Data Type Conventions
Poor data type choices can have significant impact on a database design and performance. A best practice is to right size the data type by understanding the data.
Table of contents
- Columns and Parameters or Variables Used in JOINs and WHERE Clauses Should Have the Same Data Type
- Using of Deprecated Data Type
- Does not match sysname Column data type
- An Email Address Column Must not Exceed 254 Characters
- A URL Column Must not Exceed 2083 Characters
- Overuse of (n)varchar(MAX)
- Boolean Column Not Using bit
- Using float or real
- Using sql_variant
- Using User-Defined Data Type
- Using datetime Instead of datetimeoffset
- Using datetime or datetime2 Instead of date
- Using datetime or datetime2 Instead of time
- Using money Data Type
- Using varchar Instead of nvarchar for Unicode Data
Columns and Parameters or Variables Used in JOINs and WHERE Clauses Should Have the Same Data Type
Check Id: 61 Not implemented yet. Click here to add the issue if you want to develop and create a pull request.
There are two situations where this is going to hurt performance. When you have a mismatch of data types in a JOIN and a WHERE clause. SQL Server will need to convert one of them to match the others data type. This is called implicit conversion.
What will it hurt
- Indexes will not be used correctly
- Missing index requests will not be logged in the DMV
- Extra CPU cycles are going to be required for the conversion
Using of Deprecated Data Type
Check Id: 62 Not implemented yet. Click here to add the issue if you want to develop and create a pull request.
- Do not use the deprecated data types below.
text
ntext
image
timestamp
There is no good reason to use text
or ntext
. They were a flawed attempt at BLOB storage and are there only for backward compatibility. Likewise, the WRITETEXT, UPDATETEXT and READTEXT statements are also deprecated. All this complexity has been replaced by the varchar(MAX)
and nvarchar(MAX)
data types, which work with all of SQL Server’s string functions.

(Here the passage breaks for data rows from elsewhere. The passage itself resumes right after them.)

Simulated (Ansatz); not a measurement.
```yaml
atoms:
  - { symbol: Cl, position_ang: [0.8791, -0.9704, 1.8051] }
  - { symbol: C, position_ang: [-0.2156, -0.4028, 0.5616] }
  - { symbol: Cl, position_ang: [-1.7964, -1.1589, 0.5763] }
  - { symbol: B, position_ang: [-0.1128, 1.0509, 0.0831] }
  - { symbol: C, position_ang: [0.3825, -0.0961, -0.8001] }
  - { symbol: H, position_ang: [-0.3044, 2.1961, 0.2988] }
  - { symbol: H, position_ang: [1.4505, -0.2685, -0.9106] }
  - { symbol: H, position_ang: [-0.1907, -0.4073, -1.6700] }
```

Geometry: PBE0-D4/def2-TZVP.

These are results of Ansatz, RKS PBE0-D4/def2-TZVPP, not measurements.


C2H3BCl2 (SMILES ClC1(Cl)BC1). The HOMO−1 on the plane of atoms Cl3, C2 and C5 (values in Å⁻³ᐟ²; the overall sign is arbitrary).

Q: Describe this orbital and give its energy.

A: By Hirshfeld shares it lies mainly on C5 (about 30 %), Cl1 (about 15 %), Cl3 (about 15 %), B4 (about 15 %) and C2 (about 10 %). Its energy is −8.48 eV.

Does not match sysname Column data type
Check Id: 63 Not implemented yet. Click here to add the issue if you want to develop and create a pull request.
Use nvarchar(128)
when storing database object names.
sysname
is a special data type used for database objects like database names, table names, column names, et cetera. When you need to store database, table or column names in a table use nvarchar(128).
- See Microsoft docs
An Email Address Column Must not Exceed 254 Characters
Check Id: 64 Not implemented yet. Click here to add the issue if you want to develop and create a pull request.
An email address column should be set to nvarchar(254)
to leave 2 characters for <> if needed.
This was accepted by the IETF following submitted erratum. The original version of RFC 3696 described 320 as the maximum length, but John Klensin subsequently accepted an incorrect value, since a Path is defined as Path = "<" [ A-d-l ":" ] Mailbox ">"
A URL Column Must not Exceed 2083 Characters
Check Id: 65 Not implemented yet. Click here to add the issue if you want to develop and create a pull request.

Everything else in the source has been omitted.